Thursday 19 January 2017

Improving The State of The World, Indeed

Congratulations to Theresa May on having gone to Davos, delivered Jeremy Corbyn's act, and got out in one piece.

But that is more than she would manage if her party failed to win Copeland.

Forget the number of Conservative MPs who pretended to support Leave.

That is like the number that pretended to oppose same-sex marriage. How many would vote to repeal it?

Similarly, the true number in favour of Leave is at most the number that did not support Theresa May.

So many of them did support her that no election was deemed necessary.

The first big loss to the Lib Dems in the Remain heartlands of the South has already happened.

A failure to overturn a Labour majority of a mere 2,564 at Copeland would mean that in 2015 the Conservatives had won the most seats that they ever possibly could.

There would certainly be a hung Parliament in 2020.

In an attempt to avert that, Mrs May would be removed, after considerably less than one year as Prime Minster, and replaced with someone who had never undertaken to invoke Article 50 by an given date.

Or, indeed, at all.

Replaced, moreover, with someone who would not be going to Davos and delivering Jeremy Corbyn's act.

Those who wanted both Article 50 and that act, with or without any trip to Davos, or indeed who wanted so much as one of those things, would then have a very clear option.

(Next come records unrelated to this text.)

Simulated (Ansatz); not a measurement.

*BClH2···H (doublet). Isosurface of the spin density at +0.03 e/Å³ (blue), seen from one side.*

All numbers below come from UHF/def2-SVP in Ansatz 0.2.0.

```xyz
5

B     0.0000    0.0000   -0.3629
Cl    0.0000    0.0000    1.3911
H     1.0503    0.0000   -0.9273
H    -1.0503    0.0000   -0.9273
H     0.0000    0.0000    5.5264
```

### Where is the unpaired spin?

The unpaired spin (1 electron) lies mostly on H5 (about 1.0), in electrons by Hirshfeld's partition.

In every Durham constituency except Grahame Morris's Easington, and in each constituency falling wholly or partly in Derby other than Derby North (assuming that Chris Williamson were the Labour candidate there), that option would be to vote for the candidate from within the Teaching Assistants' campaign, something that Grahame and Chris can also be said to be.

Everywhere else, that option would be to vote Labour.